Held: Respondent's anticompetitive activities are
protected by the state action exemption to the federal antitrust
laws. Pp.
471 U. S.
38-47.
(a) Before a municipality may claim the protection of the state
action exemption, it must demonstrate that it is engaging in the
challenged activity pursuant to a "clearly articulated" state
policy.
Lafayette v. Louisiana Power & Light Co.,
435 U. S. 389. Pp.
471 U. S.
38-40.
(b) Wisconsin statutes grant authority to cities to construct
and maintain sewage systems, to describe the district to be served,
and to refuse to serve unannexed areas. The statutes are not merely
neutral on state policy but, instead, clearly contemplate that a
city may engage in anticompetitive conduct. To pass the "clear
articulation" test, the legislature need not expressly state in a
statute or the legislative history that it intends for the
delegated action to have anticompetitive effects. The Wisconsin
statutes evidence a clearly articulated state policy to displace
competition with regulation in the area of municipal provision of
sewage services. Pp. 40-44.
Page 471 U. S. 35
(c) The "clear articulation" requirement of the state action
test does not require that respondent show that the State
"compelled" it to act. Although compulsion affirmatively expressed
may be the best evidence of state policy, it is by no means a
prerequisite to a finding that a municipality acted pursuant to
clearly articulated state policy.
Cantor v. Detroit Edison
Co., 428 U. S. 579, and
Goldfarb v. Virginia State Bar, 421 U.
S. 773, distinguished. Pp.
471 U. S.
45-46.
(d) Active state supervision of anticompetitive conduct is not a
prerequisite to exemption from the antitrust laws where the actor
is a municipality, rather than a private party. The requirement of
active state supervision serves essentially the evidentiary
function of ensuring that the actor is engaging in the challenged
conduct pursuant to state policy. Where the actor is a
municipality, rather than a private party, there is little or no
danger that it is involved in a private price-fixing arrangement.

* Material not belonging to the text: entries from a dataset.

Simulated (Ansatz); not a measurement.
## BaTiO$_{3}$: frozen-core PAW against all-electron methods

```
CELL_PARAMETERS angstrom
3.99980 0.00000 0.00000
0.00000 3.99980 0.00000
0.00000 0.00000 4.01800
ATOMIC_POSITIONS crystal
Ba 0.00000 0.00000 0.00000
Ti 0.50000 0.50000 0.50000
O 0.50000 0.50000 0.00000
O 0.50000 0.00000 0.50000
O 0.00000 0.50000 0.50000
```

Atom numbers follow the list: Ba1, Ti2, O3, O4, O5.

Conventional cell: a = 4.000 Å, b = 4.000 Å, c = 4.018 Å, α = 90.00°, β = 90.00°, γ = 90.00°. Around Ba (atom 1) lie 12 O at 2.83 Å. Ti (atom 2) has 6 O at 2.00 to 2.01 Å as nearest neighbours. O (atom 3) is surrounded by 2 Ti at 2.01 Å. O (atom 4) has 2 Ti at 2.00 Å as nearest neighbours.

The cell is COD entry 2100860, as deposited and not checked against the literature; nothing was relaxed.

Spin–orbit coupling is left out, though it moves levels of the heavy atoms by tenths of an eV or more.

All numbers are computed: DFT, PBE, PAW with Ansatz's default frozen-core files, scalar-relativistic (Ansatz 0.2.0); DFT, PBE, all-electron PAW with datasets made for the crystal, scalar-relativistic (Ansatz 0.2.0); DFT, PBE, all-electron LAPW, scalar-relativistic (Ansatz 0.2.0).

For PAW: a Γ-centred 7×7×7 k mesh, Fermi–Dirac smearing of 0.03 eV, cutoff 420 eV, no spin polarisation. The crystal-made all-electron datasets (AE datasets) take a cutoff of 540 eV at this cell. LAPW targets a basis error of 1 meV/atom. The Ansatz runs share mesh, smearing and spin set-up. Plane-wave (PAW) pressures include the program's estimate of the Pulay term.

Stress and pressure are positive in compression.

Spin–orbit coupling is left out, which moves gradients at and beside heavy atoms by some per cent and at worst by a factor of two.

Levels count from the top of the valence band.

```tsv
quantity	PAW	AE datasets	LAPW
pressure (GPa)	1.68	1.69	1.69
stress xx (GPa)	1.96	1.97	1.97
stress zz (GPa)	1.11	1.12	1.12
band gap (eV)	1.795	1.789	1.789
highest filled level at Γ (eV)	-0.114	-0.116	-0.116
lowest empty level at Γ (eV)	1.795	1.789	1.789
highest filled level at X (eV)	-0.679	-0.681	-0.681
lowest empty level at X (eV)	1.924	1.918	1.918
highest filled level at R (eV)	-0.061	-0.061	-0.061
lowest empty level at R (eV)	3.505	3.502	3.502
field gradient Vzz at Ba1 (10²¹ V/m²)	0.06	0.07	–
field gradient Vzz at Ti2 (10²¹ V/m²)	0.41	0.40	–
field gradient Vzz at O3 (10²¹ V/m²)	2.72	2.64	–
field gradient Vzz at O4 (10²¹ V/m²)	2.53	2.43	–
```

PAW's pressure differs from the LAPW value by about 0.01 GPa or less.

The danger that a municipality will seek to further purely
parochial public interests at the expense of more overriding state
goals is minimal, because of the requirement that the municipality
act pursuant to a clearly articulated state policy. Pp.
471 U. S.
46-47.
700 F.2d 376, affirmed.
POWELL, J., delivered the opinion for a unanimous Court.
Page 471 U. S. 36
JUSTICE POWELL delivered the opinion of the Court.
This case presents the question whether a municipality's
anticompetitive activities are protected by the state action
exemption to the federal antitrust laws established by
Parker
v. Brown, 317 U. S. 341
(1943), when the activities are authorized, but not compelled, by
the State, and the State does not actively supervise the
anticompetitive conduct.
I
Petitioners -- Town of Hallie, Town of Seymour, Town of Union,
and Town of Washington (the Towns are four Wisconsin unincorporated
townships located adjacent to respondent, the City of Eau Claire
(the City)). Town of Hallie is located in Chippewa County, and the
other three towns are located in Eau Claire County. [
Footnote 1] The Towns filed suit against the
City in United States District Court for the Western District of
Wisconsin seeking injunctive relief and alleging that the City
violated the Sherman Act, 15 U.S.C. § 1
et seq., by
acquiring a monopoly over the provision of sewage treatment
services in Eau Claire and Chippewa Counties, and by tying
Page 471 U. S. 37
the provision of such services to the provision of sewage
collection and transportation services. [
Footnote 2] Under the Federal Water Pollution Control
Act, 33 U.S.C. § 1251
et seq., the City had obtained
federal funds to help build a sewage treatment facility within the
Eau Claire Service Area, that included the Towns; the facility is
the only one in the market available to the Towns. The City has
refused to supply sewage treatment services to the Towns. It does
supply the services to individual landowners in areas of the Towns
if a majority of the individuals in the area vote by referendum
election to have their homes annexed by the City,
see
Wis.Stat. §§ 66.024(4), 144.07(1) (1982), and to use the
City's sewage collection and transportation services.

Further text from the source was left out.